There are creditable reports that a million members of the Uighur minority in China are being held in concentration camps. (If the figure is accurate that would amount to about 8% of the entire Uighur population of China). A leaked Chinese government memo gives orders that the camps should:
- “Never allow escapes”
- “Increase discipline and punishment of behavioural violations”
- “Promote repentance and confession”
- “Make remedial Mandarin studies the top priority”
- “Encourage students to truly transform”
- “[Ensure] full video surveillance coverage of dormitories and classrooms free of blind spots”
There are also reports of enforced pregnancy tests, interuterine devices, and sterilisation of Uighur women, with the aim of reducing the Uighur population, and the threat of being detained in internment camps for non-compliance. Up to half a million children may have been removed from their parents and placed in state boarding schools. There are persistent allegations that Uighurs and other minorities being used as a source of organs for transplant, extracted by force, and sometimes resulting in the donor’s death. The BBC has published reports of systematic rape taking place in the camps, as well as torture.
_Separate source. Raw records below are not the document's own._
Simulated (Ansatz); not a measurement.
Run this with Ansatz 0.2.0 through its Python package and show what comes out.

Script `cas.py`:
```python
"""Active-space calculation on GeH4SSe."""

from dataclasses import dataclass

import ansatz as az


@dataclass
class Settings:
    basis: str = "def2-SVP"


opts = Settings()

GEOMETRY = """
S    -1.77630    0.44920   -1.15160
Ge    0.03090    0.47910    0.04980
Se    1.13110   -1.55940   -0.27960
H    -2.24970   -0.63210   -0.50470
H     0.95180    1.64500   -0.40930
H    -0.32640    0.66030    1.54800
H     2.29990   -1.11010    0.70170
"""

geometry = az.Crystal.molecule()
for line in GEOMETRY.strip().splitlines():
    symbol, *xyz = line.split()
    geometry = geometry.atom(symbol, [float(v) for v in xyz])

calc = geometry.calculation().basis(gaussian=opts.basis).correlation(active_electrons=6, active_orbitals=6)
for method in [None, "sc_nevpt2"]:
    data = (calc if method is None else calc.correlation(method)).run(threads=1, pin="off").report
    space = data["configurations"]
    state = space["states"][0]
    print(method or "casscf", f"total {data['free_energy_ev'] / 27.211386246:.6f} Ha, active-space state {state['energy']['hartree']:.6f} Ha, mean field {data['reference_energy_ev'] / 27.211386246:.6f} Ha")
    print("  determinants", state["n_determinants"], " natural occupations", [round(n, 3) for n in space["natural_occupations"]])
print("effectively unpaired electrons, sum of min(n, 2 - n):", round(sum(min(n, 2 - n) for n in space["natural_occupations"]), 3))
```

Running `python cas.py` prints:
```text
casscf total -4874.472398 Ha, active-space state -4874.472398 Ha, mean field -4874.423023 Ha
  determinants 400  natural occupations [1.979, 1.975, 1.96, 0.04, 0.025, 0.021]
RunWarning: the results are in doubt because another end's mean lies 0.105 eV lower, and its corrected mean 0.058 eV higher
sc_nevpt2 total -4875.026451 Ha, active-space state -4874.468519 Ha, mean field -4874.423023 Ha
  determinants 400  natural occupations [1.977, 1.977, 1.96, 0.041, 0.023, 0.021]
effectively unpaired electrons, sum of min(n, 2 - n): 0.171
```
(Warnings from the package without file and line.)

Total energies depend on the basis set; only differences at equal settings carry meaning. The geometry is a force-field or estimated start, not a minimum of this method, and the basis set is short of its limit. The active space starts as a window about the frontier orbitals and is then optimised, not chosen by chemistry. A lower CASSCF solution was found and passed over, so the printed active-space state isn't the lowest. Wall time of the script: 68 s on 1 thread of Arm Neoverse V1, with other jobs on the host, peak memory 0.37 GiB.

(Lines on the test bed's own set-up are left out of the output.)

And there are reports too of forced Uighur labour being used in factories that export goods to the west and that famous brands such as Apple, Nike and Adidas are using suppliers which are implicated in this form of slavery.
The slavery in the Americas and the Caribbean that ended in the nineteenth century was sustained not just by slave-traders and plantation owners, but also by the consumers who continued to buy products such as sugar and cotton that were harvested by enslaved people. We wonder now how people could have sweetened their coffee with sugar they knew to be harvested by slaves, or put on beautiful clothes made from cotton that slaves had picked under the lash, but it looks like we are doing essentially the same thing now. I daresay even some of those who pulled down the statue of Edward Colston owned an Apple phone (as I do myself) or were wearing Nike or Adidas shoes.
Easier perhaps for us to be outraged about injustices in which we were not personally implicated than to recognise our complicity in oppression that is happening now.
If there is a God… and on the whole I think there is… then all revealed religions are blasphemy. For that reason, I often refer to myself as an atheist. But it has to be said that atheism, on the whole, is superstitious twaddle.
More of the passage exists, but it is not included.